One of Lancashire’s longest serving lollipop ladies has slammed plans to change the way school crossing patrols are funded.
Irene Reid, who was awarded an MBE for her job, has warned of “choas” if lack of funding leads to the number of patrols being slashed.
Lancashire County Council has approved a scheme, which if it goes ahead, would see the current criteria for crossing patrols scrapped. Instead, all schools would be offered £2,000 to run the service themselves.
However, it is estimated that the current service costs between £2000 to 2,500.
The proposal has already come under fire from some schools, where governors fear they would be unable to meet the extra costs and services would have to be scrapped, putting children at risk.
Irene, who has been crossing youngsters across roads in Longridge for 46 years, said: “People who make these decisions have not stood with me on my crossing all week in all sorts of weather.”
The plan , which will shave £500,000 from the county council budget, was slammed as “ridiculous” by some councillors.

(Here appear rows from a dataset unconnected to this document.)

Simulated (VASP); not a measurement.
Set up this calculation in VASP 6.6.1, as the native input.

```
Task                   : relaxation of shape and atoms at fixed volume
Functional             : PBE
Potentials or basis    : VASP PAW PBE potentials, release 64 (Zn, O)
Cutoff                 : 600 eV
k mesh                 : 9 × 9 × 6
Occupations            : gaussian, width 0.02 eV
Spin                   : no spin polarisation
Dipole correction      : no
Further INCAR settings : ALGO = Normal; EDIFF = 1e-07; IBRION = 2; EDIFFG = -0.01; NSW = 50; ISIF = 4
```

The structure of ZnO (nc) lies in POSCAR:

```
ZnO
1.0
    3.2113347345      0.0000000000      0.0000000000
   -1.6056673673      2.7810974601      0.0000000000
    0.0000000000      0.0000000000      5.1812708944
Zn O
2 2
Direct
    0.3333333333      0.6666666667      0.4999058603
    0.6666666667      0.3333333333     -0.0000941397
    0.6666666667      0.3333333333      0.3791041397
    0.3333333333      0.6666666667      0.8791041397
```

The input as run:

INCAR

Coun David Smith said: “It is an ill thought out scheme which, whilst compromising the safety of children, contributes little to the £300m cuts the council needs to make and takes no account of schools where there are shared or more than one crossing warden.”
He added: “To propose a cut that could place child safety at risk I find abhorrent.”
Coun David Borrow, deputy leader of the county council said the changes were not due to come into affect until 2015/16, which left “plenty of time” for consultation with schools.